OK, more details. I'm using Neatsfoot oil for lube, quite wet. My patches are .012" so if you use a .437 ball, that equals .449 of things filling the bore. It's a Colerain, and measures .443 across the lands.
I'll shoot a few on target next, and look at the patches too.
From your numbers, you have a .467" at .012" deep rifling, or .463" rifling at .010" deep rifling.
Your ball and patch combination is .437" + .012 + .012 = .461", thus, even with only .010" deep rifling, you are short of filling the grooves, thus likely have blow-past which fouls the bore, especially
at the breech.
What do your recovered patches look like?
Can you find recovered patches?
Browns streaks out from the black marks is blow-by.
Simple holes from the lands means you are likely cutting the patch from too-sharp a muzzle crown. With that, I would suggest you search for muzzle crowning threads.
Burnt large holes is from blow-by destroying the patch. Charred shreds says the same thing.
I have never used such a poor (thin) patch. The thinnest patch I will use, is 8 ounce denim that I measure compressed at .019" to .020" & that is with a bore sized ball.(same as the bore diameter).

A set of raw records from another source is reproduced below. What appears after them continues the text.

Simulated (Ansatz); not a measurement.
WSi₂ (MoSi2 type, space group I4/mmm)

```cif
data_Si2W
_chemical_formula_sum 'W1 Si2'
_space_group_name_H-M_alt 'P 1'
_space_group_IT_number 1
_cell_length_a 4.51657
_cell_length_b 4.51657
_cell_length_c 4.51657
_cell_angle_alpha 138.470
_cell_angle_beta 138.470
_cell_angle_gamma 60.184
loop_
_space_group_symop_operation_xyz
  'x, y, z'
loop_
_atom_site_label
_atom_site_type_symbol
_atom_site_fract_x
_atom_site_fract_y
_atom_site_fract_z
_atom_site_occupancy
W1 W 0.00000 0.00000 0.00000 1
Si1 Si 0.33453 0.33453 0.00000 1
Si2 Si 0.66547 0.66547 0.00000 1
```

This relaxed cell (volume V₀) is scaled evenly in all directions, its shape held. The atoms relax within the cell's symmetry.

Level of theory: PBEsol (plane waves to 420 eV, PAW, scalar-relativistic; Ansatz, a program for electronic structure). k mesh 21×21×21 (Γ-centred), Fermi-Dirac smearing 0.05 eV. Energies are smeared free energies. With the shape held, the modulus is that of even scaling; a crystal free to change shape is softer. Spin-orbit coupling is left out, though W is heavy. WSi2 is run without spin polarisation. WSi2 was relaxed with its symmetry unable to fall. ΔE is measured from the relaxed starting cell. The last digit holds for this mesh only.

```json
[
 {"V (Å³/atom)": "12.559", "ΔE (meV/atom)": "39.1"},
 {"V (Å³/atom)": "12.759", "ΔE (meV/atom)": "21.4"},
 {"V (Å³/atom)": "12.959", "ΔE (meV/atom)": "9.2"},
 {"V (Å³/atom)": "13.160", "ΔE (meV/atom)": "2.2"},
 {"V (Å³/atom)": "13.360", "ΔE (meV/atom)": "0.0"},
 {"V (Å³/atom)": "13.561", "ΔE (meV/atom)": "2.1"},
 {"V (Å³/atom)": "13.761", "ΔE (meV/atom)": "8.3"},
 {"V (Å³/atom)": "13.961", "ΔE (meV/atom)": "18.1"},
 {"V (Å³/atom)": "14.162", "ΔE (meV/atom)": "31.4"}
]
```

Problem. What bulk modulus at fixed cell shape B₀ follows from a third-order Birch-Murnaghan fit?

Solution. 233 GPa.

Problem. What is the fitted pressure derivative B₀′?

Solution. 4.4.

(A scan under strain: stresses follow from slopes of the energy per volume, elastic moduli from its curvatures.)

I was using a .360" ball in my .36 Rice barrel, with a 10 ounce denim patch (.021" compressed) until I ran out of them. Now, I'm back to using .350", with the same patch.
With your combination being difficult to start, that sounds as if the crown is too sharp. Then it loads fairly easy until it does down to where the fouling has accumulated.
Solution, is a re-crown and thicker patch as with at least an 8 ounce denim. You are using a starter, which is good.